AYFKM? Now They Want To Help Homeowners?
On the heels of Bank of America’s new forgiveness program, Bahana C. Obama plans to ‘expand foreclosure prevention efforts”.
Are You Freakin’ Kidding Me? Three years after the beginning of this mess, the Obama administration and the banks want to help? This is all about protecting a bottom line that would go straight to the bottom of the Mariana Trench if Americans, en masse, just walked away from their underwater homes until the market resets itself. Double bonus, though, guess who gets to foot the bill for Obama’s re-distribution of wealth? $14 Billion in ‘red’ money will be used from the TARP program.
At some point, the peaceful civil disobedience of the American citizen will get the message through to the banks and corporations that THEY DON’T OWN US if we ain’t buying. A national strike is looking better and better.

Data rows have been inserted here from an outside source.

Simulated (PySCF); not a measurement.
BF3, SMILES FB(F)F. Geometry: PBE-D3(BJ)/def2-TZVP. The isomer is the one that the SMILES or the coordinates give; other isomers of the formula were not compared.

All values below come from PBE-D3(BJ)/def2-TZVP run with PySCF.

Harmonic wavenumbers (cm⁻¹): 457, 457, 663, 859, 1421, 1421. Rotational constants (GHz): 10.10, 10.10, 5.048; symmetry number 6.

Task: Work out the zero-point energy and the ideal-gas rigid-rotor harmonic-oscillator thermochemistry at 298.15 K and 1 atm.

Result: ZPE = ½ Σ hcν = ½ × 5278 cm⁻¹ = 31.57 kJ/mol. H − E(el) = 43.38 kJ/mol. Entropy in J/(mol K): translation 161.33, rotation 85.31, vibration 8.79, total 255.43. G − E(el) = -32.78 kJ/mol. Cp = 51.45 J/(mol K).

First Bank of America from this morning’s Palm Beach Post, Money section:
Bank of America has new ‘forgiveness’ program to help struggling homeowners
Bank of America Corp. will permanently cut up to 30 percent from home loan balances for tens of thousands of struggling borrowers under a new program that some predict will become industry norm.
The plan, announced Wednesday, was virtually unthinkable just months ago.
So taboo was the idea of forgiving principal amounts, that some lenders refused to comment when Ron Faris, president of West Palm Beach-based Ocwen Financial Services, promoted it as a solution to the continuing foreclosure crisis before a congressional committee earlier this month.
But with millions of Americans underwater on their home loans, and increasingly willing to walk away, bank officials said Wednesday that cutting loan amounts is necessary to reduce defaults.
“The banks have been reluctant to come to the reality that ‘Houston, we have a problem,'” said Michael Sichenzia, president of Dynamic Consulting Enterprises in Deerfield Beach. “It’s inevitable more banks will follow. The cost to administer foreclosures is growing exponentially.”
Bank of America, which estimates it has 1.5 million home loans that are 60 or more days behind on payments, calls its plan “earned principal forgiveness.”
To qualify, a borrower must prove financial hardship, be two months delinquent in payments, and owe at least 20 percent more on the loan than the home is worth.
The program targets the riskiest home loans awarded during the real estate boom including subprime adjustable rate mortgages and certain loans that have a fixed interest rate for the first two years before adjusting annually.
Under the new plan, which begins in May, a portion of the principal balance will be set aside interest free. That principal can then be forgiven over five years if the homeowner stays current on new lowered payments.
Obama Expands Foreclosure-Prevention Efforts
The White House will announce Friday an expansion of its foreclosure-prevention efforts to include reducing the mortgage loan balances for some distressed borrowers and giving temporary help to the unemployed, people familiar with the plans said.
In the latest overhaul of the year-old mortgage-loan modification program, these people said, the White House will announce plans to allow unemployed borrowers to receive sharply reduced payments—or a break from making any payments—for at least three months and up to six months. The revamp will also require banks to consider writing down loan balances as part of the formula for lowering monthly payments under the federal Home Affordable Modification Program, or HAMP.
In addition, the administration will introduce a program that uses the Federal Housing Administration to insure new loans for borrowers who are underwater, owing more than the current values of their homes.
Under that program, investors who reduce loan balances to 96.5% of the current property value would refinance borrowers into an FHA-backed loan. Investors would have to reduce first-lien mortgages by at least 10%. For properties that have second-lien mortgages, the program is designed to reduce the total mortgage debt to no more than 115% of the estimated property value. Banks that hold second-liens will be eligible for incentive payments if they write down those loans so borrowers can qualify.
To pay for the expanded program, the administration will allocate $14 billion in money from the Troubled Asset Relief Program that had already been earmarked for foreclosure prevention efforts.
An administration official said that the program adjustments were designed to “better assist responsible homeowners who have been affected by the economic crisis through no fault of their own.” The administration is trying to walk a fine line, offering more help to the most troubled homeowners without encouraging people who can afford their payments to default in the hope of getting similar treatment.
Nope, nobody has been saying for over two years now that a floor has to be put under the home market, we all just wanted the banks to get more money.
Are you getting tired of the dictator-in-chief appeasing everybody but the people footing the bill?